How to Compress/Decompress tar.gz files in java

91,019

Solution 1

My favorite is plexus-archiver - see sources on GitHub.

Another option is Apache commons-compress - (see mvnrepository).

With plexus-utils, the code for unarchiving looks like this:

final TarGZipUnArchiver ua = new TarGZipUnArchiver();
// Logging - as @Akom noted, logging is mandatory in newer versions, so you can use a code like this to configure it:
ConsoleLoggerManager manager = new ConsoleLoggerManager();
manager.initialize();
ua.enableLogging(manager.getLoggerForComponent("bla"));
// -- end of logging part
ua.setSourceFile(sourceFile);
destDir.mkdirs();
ua.setDestDirectory(destDir);
ua.extract();

Similar *Archiver classes are there for archiving.

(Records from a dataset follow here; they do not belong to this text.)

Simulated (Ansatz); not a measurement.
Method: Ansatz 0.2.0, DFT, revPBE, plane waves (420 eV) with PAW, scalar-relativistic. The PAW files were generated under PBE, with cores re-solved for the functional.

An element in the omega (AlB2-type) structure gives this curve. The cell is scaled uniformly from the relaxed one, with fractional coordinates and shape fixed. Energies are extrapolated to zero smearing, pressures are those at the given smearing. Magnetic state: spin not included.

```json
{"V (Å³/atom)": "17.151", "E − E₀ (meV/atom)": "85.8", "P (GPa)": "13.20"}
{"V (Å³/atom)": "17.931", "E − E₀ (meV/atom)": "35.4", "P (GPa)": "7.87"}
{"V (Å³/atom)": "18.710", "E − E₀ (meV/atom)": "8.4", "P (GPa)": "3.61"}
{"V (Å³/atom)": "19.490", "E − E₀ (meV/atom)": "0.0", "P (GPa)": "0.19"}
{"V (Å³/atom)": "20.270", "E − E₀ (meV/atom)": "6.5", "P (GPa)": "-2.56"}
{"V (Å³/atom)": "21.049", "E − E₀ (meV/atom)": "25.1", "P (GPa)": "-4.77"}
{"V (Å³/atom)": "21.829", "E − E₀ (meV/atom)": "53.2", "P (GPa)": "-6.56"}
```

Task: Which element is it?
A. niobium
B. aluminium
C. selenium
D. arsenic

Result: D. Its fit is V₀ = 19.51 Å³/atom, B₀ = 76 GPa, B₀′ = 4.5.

With Maven, you can use this dependency:

<dependency>
  <groupId>org.codehaus.plexus</groupId>
  <artifactId>plexus-archiver</artifactId>
  <version>2.2</version>
</dependency>

Solution 2

I've written a wrapper for commons-compress called jarchivelib that makes it easy to extract or compress from and into File objects.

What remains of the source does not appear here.